There’s definitely a mix of styles in the sale— from Western landscapes to a mid-century Heywood Wakefield desk and vintage servingware.

Even though I grew up in a Victorian home, I’ve always loved the clean lines of Mid Century Modern furniture. But pure mid-century becomes a little cold in my eye. And straight Southwestern feels too themey unless it’s a vacation lodge on a lake. So I like Navajo rugs for warmth and geometric shapes, paired with mid-century chairs. I also think Southwestern pottery really warms up a space and adds character. Then I like to mix in Japanese art—the spiritualism works well and complements the Southwestern forms.

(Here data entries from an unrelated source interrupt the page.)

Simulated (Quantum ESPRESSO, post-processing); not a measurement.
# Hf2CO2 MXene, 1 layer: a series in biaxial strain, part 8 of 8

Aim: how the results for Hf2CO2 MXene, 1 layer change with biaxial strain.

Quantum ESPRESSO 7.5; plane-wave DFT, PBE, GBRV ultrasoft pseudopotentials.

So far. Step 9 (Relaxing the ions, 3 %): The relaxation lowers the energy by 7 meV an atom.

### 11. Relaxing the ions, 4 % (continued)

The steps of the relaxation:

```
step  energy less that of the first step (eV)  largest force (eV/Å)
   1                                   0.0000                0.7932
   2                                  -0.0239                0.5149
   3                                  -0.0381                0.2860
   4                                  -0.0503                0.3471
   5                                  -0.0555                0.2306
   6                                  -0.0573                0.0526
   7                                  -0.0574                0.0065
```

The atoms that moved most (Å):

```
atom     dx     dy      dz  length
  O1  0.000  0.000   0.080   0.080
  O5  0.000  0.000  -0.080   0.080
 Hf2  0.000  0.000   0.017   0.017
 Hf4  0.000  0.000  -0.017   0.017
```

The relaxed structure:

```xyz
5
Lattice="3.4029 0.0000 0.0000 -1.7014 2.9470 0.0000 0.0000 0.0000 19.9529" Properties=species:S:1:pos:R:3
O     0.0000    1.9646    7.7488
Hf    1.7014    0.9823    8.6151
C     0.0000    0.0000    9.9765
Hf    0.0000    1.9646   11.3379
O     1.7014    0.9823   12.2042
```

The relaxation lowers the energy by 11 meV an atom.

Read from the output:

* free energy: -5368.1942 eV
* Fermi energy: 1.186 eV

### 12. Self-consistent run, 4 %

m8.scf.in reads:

What are some of your favorite pieces?

The Remington print. My grandparents had the same image above their telephone, and I bought this one because it reminded me of growing up. The lot of leather belts, holsters, and boots were my grandfather’s—another of his obsessions was cowboy boots. That was all he wore. The Indian doll is also one of Grandpa’s pieces. He loved a good deal—sometimes I’d have to hold his hand down at auction because he had so much stuff. I also love the Georges Briard glass. He was basically the Jonathan Adler of his time. And there’s a fun faux alligator Samsonite suitcase. I have a collection of that same set, and I love to use them as bedside tables or stacked as a desk.

You have several John Gould prints. Are you a birder?

My parents have a beautiful garden in the country, and they love birds. My mom has always been a fan of Audubon and Gould and naturalists. She has prints like these in her home that I’ve always loved.